Love Me Don’t

October 5th marks the 50th anniversary of the release of “Love Me Do”, the very first single by an English band called The Beatles. If this song was all that the world had ever heard from them, then there simply would be no Beatles as we now know them. Contrary to popular mythology, The Beatles were not instant superstars once they teamed up with George Martin. However, this song does illustrate how fast they were developing at the time, and the blind serendipity that characterized a lot of their earlier work.

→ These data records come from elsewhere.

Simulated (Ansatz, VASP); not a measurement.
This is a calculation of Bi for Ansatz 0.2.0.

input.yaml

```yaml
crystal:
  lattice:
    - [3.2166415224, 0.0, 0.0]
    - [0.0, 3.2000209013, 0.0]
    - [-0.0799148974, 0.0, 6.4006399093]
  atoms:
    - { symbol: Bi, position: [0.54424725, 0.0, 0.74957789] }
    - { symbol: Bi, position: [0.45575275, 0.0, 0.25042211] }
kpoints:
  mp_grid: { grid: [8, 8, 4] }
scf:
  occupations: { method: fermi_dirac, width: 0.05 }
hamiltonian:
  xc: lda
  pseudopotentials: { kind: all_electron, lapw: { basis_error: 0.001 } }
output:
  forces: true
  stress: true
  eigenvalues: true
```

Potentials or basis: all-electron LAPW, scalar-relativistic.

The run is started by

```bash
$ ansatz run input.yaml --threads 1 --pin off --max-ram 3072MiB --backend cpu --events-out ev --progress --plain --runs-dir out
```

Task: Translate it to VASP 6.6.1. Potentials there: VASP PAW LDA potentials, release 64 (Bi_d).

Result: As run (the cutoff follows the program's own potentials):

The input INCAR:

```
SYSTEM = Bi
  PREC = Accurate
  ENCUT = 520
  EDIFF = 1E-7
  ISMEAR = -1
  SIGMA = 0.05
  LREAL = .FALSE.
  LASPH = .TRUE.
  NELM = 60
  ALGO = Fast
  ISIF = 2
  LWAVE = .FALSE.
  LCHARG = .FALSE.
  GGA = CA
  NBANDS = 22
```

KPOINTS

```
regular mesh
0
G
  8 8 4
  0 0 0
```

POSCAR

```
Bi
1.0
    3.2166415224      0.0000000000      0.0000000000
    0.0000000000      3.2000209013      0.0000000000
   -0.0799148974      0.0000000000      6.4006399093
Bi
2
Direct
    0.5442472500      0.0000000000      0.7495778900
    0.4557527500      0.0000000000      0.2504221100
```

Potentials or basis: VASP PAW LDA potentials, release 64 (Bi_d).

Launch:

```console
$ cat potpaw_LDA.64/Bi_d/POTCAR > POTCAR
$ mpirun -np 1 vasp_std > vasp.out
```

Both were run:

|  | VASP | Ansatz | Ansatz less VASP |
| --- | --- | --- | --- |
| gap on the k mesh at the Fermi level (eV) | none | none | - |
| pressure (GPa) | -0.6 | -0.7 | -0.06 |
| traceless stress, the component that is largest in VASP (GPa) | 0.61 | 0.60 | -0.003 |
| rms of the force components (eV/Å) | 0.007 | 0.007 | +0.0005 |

Consider the following lesser-known facts about their debut single:

  • It almost never got recorded. George Martin felt the band needed “professional” songs, and was pressuring them to record “How Do You Do It?”, a more schmaltzy number which was later made into a modest hit by Gerry & the Pacemakers. The Beatles felt that they would never be respected after recording such a song, so eventually Martin relented and let them record an original composition.
  • John Lennon supposedly played a stolen harmonica on the chorus.
  • The final “love me do” in the chorus was supposed to be a duet between John and Paul. Because of the primitive recording technology at the time, John had to play the harmonica part live in the room, leaving Paul to sing the chorus hook by himself. This is said to be the reason that McCartney’s voice quavers so enigmatically during this phrase: he was nervous.
  • Ringo Starr didn’t play on the single version of the song. George Martin thought that Pete Best, the original drummer, wasn’t up to snuff, so he told Brian Epstein that he would hire a session drummer from now on. In response, the lads fired Best and hired Ringo (the most professional drummer in Liverpool at the time). But Ringo was brand new to the band, and Martin was unwilling to waste any more studio time on amateurish drummers, so he brought in some professional hack named Andy White to play. It’s White, not Ringo, who played on the famous single version of the song.
  • “Love Me Do”, as a single, peaked at number 17 on the British music charts upon its initial release. The Beatles’ real first number one was their next release, the vastly superior “Please Please Me”. “Love Me Do” didn’t become a hit until after “Please Please Me” was released in the United States, when their American record label selected “Love Me Do” as their second US single. So it was a moderately successful first single in England, and an extremely successful second single in the US, but not until after “Please Please Me” changed the musical landscape forever.
  • The song doesn’t even really sound like The Beatles. Sure, the basic ingredients of their early sound are all there: the harmonies, the dual lead vocals, the harmonica, the instantly catchy melody. It’s a really good Everly Brothers approximation. But it lacks any drive or energy, especially as compared with the rush of ‘Please Please Me”, which takes off from the very first bar with an exhilarating chorus and an innovative guitar sound.

“Love Me Do” was the test flight for the rocket that later became The Beatles.